When I drove up to Zackary Drucker’s home off San Fernando Road, the front door was wide open—a startling sight since most of the surrounding houses have metal bars over the windows and doors. The Los Angeles video and performance artist lives in Glassell Park, an industrial strip in Northeast Los Angeles. Besides the open door, the house also stood apart with its manicured lawn and the polished wood floors I glimpsed through the doorway. It was as if Drucker’s house was in color, and the rest of the neighborhood in black and white.
Drucker welcomed me with open arms. We’ve only met a few times socially at art functions, but that’s just how she is. The house is immaculate, though she explains—as if apologizing—she has recently moved in and the decorating was not quite finished. The empty walls are freshly painted in dark grays, browns and puce. Drucker also is dressed in neutral colors wearing a white T-shirt with snug pants, showing off her slim figure. Drucker is a natural beauty, with blond hair and a devilish smile—like she’s got something up her sleeve, but in a harmless way. Her deep-set eyes are so blue they practically sparkle. She invites me to sit down at the round, smoky glass dining room table for our conversation.
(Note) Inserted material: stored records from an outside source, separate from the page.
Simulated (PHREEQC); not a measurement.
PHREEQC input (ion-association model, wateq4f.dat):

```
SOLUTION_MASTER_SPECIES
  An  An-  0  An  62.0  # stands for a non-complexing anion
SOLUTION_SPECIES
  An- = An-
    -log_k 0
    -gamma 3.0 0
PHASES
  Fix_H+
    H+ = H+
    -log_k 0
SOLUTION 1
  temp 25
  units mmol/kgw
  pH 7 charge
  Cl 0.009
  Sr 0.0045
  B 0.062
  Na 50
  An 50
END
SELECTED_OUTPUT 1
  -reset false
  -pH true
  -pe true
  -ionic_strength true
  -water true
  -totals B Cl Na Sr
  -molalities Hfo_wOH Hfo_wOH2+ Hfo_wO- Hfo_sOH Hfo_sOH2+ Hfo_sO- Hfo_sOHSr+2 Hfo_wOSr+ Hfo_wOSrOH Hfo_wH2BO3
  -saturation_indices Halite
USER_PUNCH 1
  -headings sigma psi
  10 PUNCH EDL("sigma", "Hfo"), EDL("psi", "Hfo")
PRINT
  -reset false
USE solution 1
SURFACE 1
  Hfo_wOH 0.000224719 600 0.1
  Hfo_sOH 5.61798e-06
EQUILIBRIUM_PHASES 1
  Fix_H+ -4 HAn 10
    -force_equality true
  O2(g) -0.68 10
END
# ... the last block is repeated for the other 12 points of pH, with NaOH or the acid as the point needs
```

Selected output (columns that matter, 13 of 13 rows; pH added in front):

In walks Rhys Ernst, her partner in love and art, casually dressed, equally as attractive as Drucker with boyish good looks—not a far cry from the likes of Justin Timberlake. He asks me what he can get me as we all settle at the table. I know their time is precious, as they are preparing for the Whitney Biennial. They squeezed in my promised only-an-hour-of-your-time to meet on a recent Saturday, as both of them work during the week. Evenings and weekends are when they make art, and now it’s spent preparing for their show in New York. They both say to me, nearly simultaneously, “Take your time.”
Zackary Drucker, 30, and Rhys Ernst, 31, both graduated with MFAs from CalArts—Drucker in 2007, Ernst in 2011. They are a transgender couple, Drucker a transwoman and Ernst a transman, meaning Drucker is man-to-female, and Ernst, female-to-male. (The irony of this transition really never comes up.) The new photographs they’ll be showing at the Whitney will illustrate their stages of transitioning and is a body of work they’ve been working on for five years now. Both are artists in their own right, but they often collaborate, and the work being shown at the Whitney is a fully collaborative series. Ernst is known more as a filmmaker and Drucker, a performance artist who works in video and photography. But to be so definitive, so “boxed in”—a phrase that repeats throughout our conversation—would be a falsity, practically a lie. These artists make art out of their daily lives, and that is what their new work will come to reveal. I am instantly drawn into their world, their realm, the moment I sit down.
Drucker and Ernst’s series of photographs will debut at the 2014 Whitney Biennial, along with their film, She Gone Rogue, first shown at the Hammer in 2012 in the Los Angeles biennial, “Made in L.A.” It was that film that captured the attention of this year’s Whitney Biennial co-curator, Stuart Comer. Drucker and Ernst showed him some photographs that have never been seen before. Drucker tells me Comer “knew what was on the table, and what was possible.”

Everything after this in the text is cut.